Oklahoma currently claims 7 titles; 1950, 1955,1956, 1974, 1975, 1985 and 2000. The NCAA recognizes the Sooners for 17 titles, and when accounting for each poll in history the Sooners account for plenty more than that. Out of the 7 titles the Sooners claim, the only one I have an issue with is 1950. Oklahoma went undefeated until their close bowl game loss to Kentucky. While I don’t think they should claim it, OU does have its reasons: no team finished unbeaten and OU dominated mostly everyone. But when you end up with an identical record to a team that beat you in a bowl game, the title is theirs. The AP poll awarded Oklahoma this championship before the bowls were played.

Now let’s get to the national titles the Sooners should be claiming.

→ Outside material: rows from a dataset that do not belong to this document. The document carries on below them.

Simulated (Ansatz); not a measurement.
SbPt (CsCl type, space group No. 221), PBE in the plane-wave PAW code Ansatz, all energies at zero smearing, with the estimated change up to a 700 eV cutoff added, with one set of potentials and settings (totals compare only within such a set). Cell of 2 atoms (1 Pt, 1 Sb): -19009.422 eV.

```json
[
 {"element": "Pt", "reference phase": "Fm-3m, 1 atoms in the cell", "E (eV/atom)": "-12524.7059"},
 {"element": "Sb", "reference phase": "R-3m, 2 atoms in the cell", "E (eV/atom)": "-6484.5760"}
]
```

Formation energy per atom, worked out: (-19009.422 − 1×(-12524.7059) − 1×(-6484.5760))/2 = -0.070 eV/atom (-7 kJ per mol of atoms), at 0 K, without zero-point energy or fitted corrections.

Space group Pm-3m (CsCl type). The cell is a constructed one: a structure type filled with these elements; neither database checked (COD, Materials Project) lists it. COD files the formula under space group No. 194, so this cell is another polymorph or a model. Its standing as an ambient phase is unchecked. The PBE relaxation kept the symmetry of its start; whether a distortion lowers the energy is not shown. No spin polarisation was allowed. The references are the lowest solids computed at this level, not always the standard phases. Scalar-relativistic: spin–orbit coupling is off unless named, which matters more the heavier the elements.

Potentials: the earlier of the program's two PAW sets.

Let’s begin with 1911. This is the first undefeated team in Oklahoma Sooners history. In 1911, the title was awarded to Princeton, though there were several unbeaten teams. The AP poll didn’t exist at this time, and most publications were severely biased towards east coast teams, though in 1911 OU was considered the best team in the Southwest. OU dominated opponents. No team scored a touchdown all season on the Sooners, as they averaged a dominating 35.25 ppg to their opponents 1.8. OU shut out 5 of the 8 teams on their schedule, including a season opening win against Kingfisher College 104-0. When a team dominates in such a fashion its hard not award them a national title. In this era it isn’t uncommon for more than one or even two teams to be declared champions; Oklahoma’s dominant 8-0 season wasn’t good enough for many major publications, but several smaller ones did take notice.

In 1915, OU was named the National Champions by the Billingsly Report, so for the first time a major publication gave the Sooners the nod they deserved back in 1911. While Pittsburgh and Cornell claim the title, the publications consider all 3 to be champions. Oklahoma stood alone, as the only team to record 10 wins. OU finished 10-0, shutting out 5 opponents, and another 100+ point victory this time vs Northwestern Oklahoma State 102-0. Bennie Owens’ squad smacked teams around to the average of 38.5 ppg. Once again, when you dominate teams the way these Sooners did, it’s hard to deny them a title. Beating teams by an average of 33 points, and being the only 10-0 squad? It leaves very little doubt in my mind.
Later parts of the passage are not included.